Malawi’s security apparatus over the weekend blanketed major towns, cities and other strategic points in an inter-agency operation to root out violent and daring crimes that have shocked the nation.
The operation, which started on Friday and ended Saturday night, was jointly conducted by the Malawi Police Service (MPS), the Immigration Department and—in an unusual involvement in internal security—the Malawi Defence Force (MDF).
Citizens were awed to see menacing security agents in military gear marching or methodically driving around city streets in marked vehicles and manning numerous makeshift roadblocks where they meticulously checked every passing motorist.
The development came barely hours after police officers fasted and held day-long prayers nationwide in search of divine intervention while on duty as the sharp peak in the crime rate shakes the national security establishment and cows the nation.
Inspector General (IG) of Police Lot Dzonzi, a born-again Christian, initiated the prayers, explaining that the police needed to ask God for protection after—among other horrors—two officers were recently brutally killed and several others injured in the course of duty.
During the weekend’s national operation, the law enforcement officers arrested several suspects who were charged with various offences.
They also seized various suspicious items and captured scores of illegal immigrants such as Tanzanians, Congolese, Burundians, Rwandese, Ethiopians, Sudanese and Asians, among others.
In Mzuzu, for example, the joint sweeping exercise on Friday led to the arrest of 162 people and recovery of various items.
Business came to a standstill in the northern city as the joint security force raided markets, which prevented people from entering and going out.
Speaking in an interview on Saturday, Northern Region police spokesperson Maurice Chapola confirmed the arrest of 162 people in the exercise, adding that the operation was, among other things, aimed at confiscating illegal fire arms.
During the exercise, one was found in possession of a police uniform, 12 for being found with counterfeit products, 17 for possessing property suspected to have been stolen, two for illegal entry and others for rogue and vagabond.
“[Other] items confiscated during the operation are six laptops, three bicycles, 21 jerry canes of engine oil, kitchen utensils and motor vehicle spare parts,” said Chapola.
Asked to explain the objectives of the weekend’s mission and whether they were met, IG Dzonzi said in an interview yesterday that he would hold a press conference today to brief Malawians on the operation.

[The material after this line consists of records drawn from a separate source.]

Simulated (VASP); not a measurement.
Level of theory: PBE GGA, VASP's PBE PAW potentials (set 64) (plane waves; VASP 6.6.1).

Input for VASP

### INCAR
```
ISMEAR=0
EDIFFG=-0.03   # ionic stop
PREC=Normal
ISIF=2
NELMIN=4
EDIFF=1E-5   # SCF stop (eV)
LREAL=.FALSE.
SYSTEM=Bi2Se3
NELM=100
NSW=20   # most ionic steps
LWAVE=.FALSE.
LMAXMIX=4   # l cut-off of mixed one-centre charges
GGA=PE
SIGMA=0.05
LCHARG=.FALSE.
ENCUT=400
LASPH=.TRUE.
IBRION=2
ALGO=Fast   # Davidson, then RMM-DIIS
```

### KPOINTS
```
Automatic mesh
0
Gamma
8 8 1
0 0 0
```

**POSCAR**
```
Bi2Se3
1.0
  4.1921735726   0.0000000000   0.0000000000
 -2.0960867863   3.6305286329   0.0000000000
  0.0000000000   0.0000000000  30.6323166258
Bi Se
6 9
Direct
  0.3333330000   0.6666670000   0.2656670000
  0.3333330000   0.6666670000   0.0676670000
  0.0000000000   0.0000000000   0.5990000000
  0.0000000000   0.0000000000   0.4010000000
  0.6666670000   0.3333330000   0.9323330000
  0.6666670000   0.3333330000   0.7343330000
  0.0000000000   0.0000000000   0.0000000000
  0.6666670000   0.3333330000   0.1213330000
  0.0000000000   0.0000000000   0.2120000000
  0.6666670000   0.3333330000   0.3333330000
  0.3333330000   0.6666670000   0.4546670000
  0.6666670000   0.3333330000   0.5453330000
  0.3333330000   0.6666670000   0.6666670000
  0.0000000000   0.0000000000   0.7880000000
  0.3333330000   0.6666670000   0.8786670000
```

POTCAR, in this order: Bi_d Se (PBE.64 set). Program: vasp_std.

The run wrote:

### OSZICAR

He said: “There was indeed an out-of-ordinary presence of police officers and other law enforcement officers on the streets and other points. This is in response to public outcries about the state of security in the country. For now, that is what I can say, but the rest will be communicated after an operational brief tomorrow [today].”
But the seriousness of the operation as indicated by the IG appears to have been lost on the principal secretary for Home Affairs and Internal Security Beston Chisamile, who—in a separate interview yesterday—downplayed the exercise, describing it as normal.
“This is not the first time government has done that. In fact, in security, there are always situations where there is need for such operations. You are also aware of what the country has experienced in the last few months, so it also required a joint operation to offset what had been happening. But it was just a normal operation,” explained Chisamile.
In recent weeks, the country has witnessed a significant rise in crime, particularly in urban areas, since President Peter Mutharika came to power in May 2014.
Robbers have even been attacking people and various places during daytime, thereby creating fear and panic among Malawians.
The fearlessness of the perpetrators has been as shocking as the frequency of their crimes.
Just last week, robbers broke into and attempted to steal at the Vice-President’s official residence in Blantyre, raising questions of how safe citizens are if the home of the second most powerful man on the land—Saulos Chilima—can be violated so easily.
Two weeks ago, Standard Bank Mzuzu Branch was also robbed of over K500 million by gun slingers.
The bank job prompted Mutharika to declare war on crime and announced that as a starting point, government had bought 50 vehicles to equip the police to effectively respond to the crime concerns.
Meanwhile, Centre for Human Rights and Rehabilitation (CHRR) and Centre for the Development of People (Cedep) have called on the Mutharika administration to design long-lasting measures to address the growing insecurity in the country.
In a joint statement issued on Thursday signed by CHRR executive director Timothy Mtambo and Cedep head Gift Trapence, the two bodies bemoaned a series of robberies, loss of lives to crime and arson cases on Mutharika’s watch.